Code for ACL2021 paper Consistency Regularization for Cross-Lingual Fine-Tuning.

Related tags

Deep LearningxTune
Overview

xTune

Code for ACL2021 paper Consistency Regularization for Cross-Lingual Fine-Tuning.

Environment

DockerFile: dancingsoul/pytorch:xTune

Install the fine-tuning code: pip install --user .

Data & Model Preparation

XTREME Datasets

  1. Create a download folder with mkdir -p download in the root of this project.
  2. manually download panx_dataset (for NER) [here][2], (note that it will download as AmazonPhotos.zip) to the download directory.
  3. run the following command to download the remaining datasets: bash scripts/download_data.sh The code of downloading dataset from XTREME is from [xtreme offical repo][1].

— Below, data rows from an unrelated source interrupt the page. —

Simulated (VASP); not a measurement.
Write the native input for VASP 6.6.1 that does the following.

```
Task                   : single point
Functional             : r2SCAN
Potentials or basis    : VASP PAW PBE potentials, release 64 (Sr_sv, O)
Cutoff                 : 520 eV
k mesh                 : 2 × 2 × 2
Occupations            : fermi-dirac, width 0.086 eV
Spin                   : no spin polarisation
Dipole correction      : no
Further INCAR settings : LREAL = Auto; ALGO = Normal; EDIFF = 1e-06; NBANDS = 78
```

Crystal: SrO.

Note that we keep the labels in test set for easier evaluation. To prevent accidental evaluation on the test sets while running experiments, the code of [xtreme offical repo][1] removes labels of the test data during pre-processing and changes the order of the test sentences for cross-lingual sentence retrieval. Replace csv.writer(fout, delimiter='\t') with csv.writer(fout, delimiter='\t', quoting=csv.QUOTE_NONE, quotechar='') in utils_process.py if using XTREME official repo.

Translations

XTREME provides translations for SQuAD v1.1 (only train and dev), MLQA, PAWS-X, TyDiQA-GoldP, XNLI, and XQuAD, which can be downloaded from [here][3]. The xtreme_translations folder should be moved to the download directory.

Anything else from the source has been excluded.